- Music
- 11 Oct 10
“Now that the music industry has collapsed around my ears, there’s me standing there with a great big recording studio"
David Gray might be a pretty big star nowadays, but even million-selling, internationally-renowned artists don’t always get to access all areas. Although he was playing support to fellow folk-rocker Bob Dylan in a Limerick stadium recently, the affable English singer still couldn’t manage to get a face-to-face with the Big Zim.
“I couldn’t get anywhere near the fella!” Gray laughs. “It wasn’t anything like I expected it would be. We were even in a different part of the building. The passes didn’t work. It seemed like it was impossible to get close, which was a real shame. I would have loved to have shaken his hand, at least.”
As a headliner in his own right, that Limerick date was the only support slot he’s played in recent times. Following its release in September 2009, the 42-year-old has spent almost all of the past twelve months touring his acclaimed Draw The Line album around the world.
“I’ve been non-stop. I’ve been on the road for a long time, really. It slackened off a little bit in the last month so I just had a summer holiday. But yeah, basically it has been non-stop. We’ve played some fantastic shows – especially in America where the record has done really well.”
Despite the constant touring, we’re talking because Gray has just released his ninth studio album, Foundling. He’d recorded it at the same time as he recorded Draw The Line, and his relief to finally get it out is palpable.
“It feels great to just get it out there. It’s been burning a hole in my pocket for over eighteen months, and I’m pleased it’s coming out when it is. After I’d finished the Draw the Line record, I got down to finishing this one because I’d just written and partly recorded it at the same time, so it was finished and mixed by the time Draw the Line came out. So here we are now. Better out than in!”

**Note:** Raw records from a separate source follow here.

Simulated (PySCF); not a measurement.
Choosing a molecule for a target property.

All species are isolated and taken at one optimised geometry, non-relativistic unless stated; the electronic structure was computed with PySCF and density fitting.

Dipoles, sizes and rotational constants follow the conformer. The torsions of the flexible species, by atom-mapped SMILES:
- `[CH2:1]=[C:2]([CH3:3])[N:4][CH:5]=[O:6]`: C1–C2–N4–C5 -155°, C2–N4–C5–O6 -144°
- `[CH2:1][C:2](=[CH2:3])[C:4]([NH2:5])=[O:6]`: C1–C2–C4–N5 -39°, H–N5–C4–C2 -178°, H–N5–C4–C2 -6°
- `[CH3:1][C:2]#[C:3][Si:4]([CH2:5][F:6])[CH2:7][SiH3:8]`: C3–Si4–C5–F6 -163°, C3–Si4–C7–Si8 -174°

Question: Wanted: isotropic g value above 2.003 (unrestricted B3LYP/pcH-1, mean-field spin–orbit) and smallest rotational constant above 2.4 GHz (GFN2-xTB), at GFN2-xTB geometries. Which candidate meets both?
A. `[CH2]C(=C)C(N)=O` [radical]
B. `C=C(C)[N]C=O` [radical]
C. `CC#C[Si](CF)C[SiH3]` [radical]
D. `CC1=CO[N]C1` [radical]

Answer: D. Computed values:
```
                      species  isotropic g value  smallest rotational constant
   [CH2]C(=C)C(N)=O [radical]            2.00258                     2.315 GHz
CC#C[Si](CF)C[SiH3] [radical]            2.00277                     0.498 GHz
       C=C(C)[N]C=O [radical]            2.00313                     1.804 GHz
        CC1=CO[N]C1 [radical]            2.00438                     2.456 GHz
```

As the sole owner of a state-of-the-art Crouch End recording facility called The Church (so named because that’s what it used to be before Eurythmics’ Dave Stewart, who sold it to Gray, converted it), he’s been able to work on his own creative terms without the added pressure of paying for commercial studio time.
It’s the studio that White Ladder bought. Despite the economic meltdown, he still considers it to have been a good investment – from a creative perspective at least.
“Well, I’m never going to be getting shot of that place now, am I?” he chuckles. “Now that the music industry has collapsed around my ears, there’s me standing there with a great big recording studio! I’ve got more chance of changing it back into a church and then selling it back to them, oddly, than I have of selling it on as a recording studio, but I think that’s going to be mine for some time to come. The only way I can look at it is to try and make as much music there as I possibly can.”
Well, by any standards, it’s a pretty great studio...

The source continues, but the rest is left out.